Google Appeals EU Fine, Argues Legality of Self-Preferencing

Google is trying to overturn three European Union antitrust rulings, claiming that it had no legal grounds for imposing $9+ billion in fines. The EU found that Google had abused its dominance over smaller competitors. Google attorney Thomas Graf told the five General Court judges that, “competition law does not require Google to hold back innovation or compromise its quality to accommodate rivals.” Although a verdict is expected early next year, its rulings can still be appealed at the European Court of Justice.

The Wall Street Journal reports that, “the litigation is a test case for the EU’s competition czar, Margrethe Vestager, and the continuing probes into Facebook, Apple and Amazon for allegedly abusing their dominance to drive out smaller rivals.” Graf added that Vestager’s 2017 decision — which found that Google drove “traffic to its own shopping ads at the expense of rivals that operated their own shopping-comparison sites that linked to merchants” — was “wrong on the facts and wrong on the law.”

Google’s argument is that “self-preferencing is a new principle in competition law and that the commission had no legal basis to put it forward and to levy a €2.42 billion ($2.71 billion) billion fine based on it.” European Commission lawyer Nicholas Khan disagreed, noting that “the decision is not as unusual as Google suggests,” adding that a company legally should “not to use the levers of control conferred by its overwhelming dominance … to give itself an anticompetitive advantage.”

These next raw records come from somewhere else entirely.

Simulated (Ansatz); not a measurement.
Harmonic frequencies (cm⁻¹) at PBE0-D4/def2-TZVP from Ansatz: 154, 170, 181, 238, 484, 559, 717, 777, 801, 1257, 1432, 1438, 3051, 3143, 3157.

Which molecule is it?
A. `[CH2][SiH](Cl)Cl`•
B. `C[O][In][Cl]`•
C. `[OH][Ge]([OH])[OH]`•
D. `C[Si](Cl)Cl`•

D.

WSJ notes that, “at stake in the case is the legal precedent of self-preferencing and whether dominant tech companies have a special responsibility to avoid favoring their own in-house products and services over competitors.” Should the EU prevail in the case, “it could encourage the commission to pursue more antitrust probes such as one currently under way against Amazon.”

But reporting judge Lauri Madise appeared to side with Google when he noted that EU competition law currently has “no general prohibition for a business to favor its own products” and asked the European Commission to describe “exactly what made Google’s behavior anticompetitive.” The commission’s lawyer responded that, “in this specific case consumers were harmed because they were deprived of better search results from competitors and because Google was applying different standards to what it would display when it came to its own results and to rivals’ results.”

“This behavior needs to be stopped because otherwise competition will be destroyed in every other market Google decides to enter,” said a lawyer for the German publishers’ association. The Computer & Communications Industry Association, based in Washington, D.C., “sided with Google at the hearing and said the commission’s self-preferencing argument creates legal uncertainty.”

“We ask the court to re-establish clarity and coherence as to the law, to allow the tech sector to do what it does best: innovate,” said CCIA lawyer James Killick.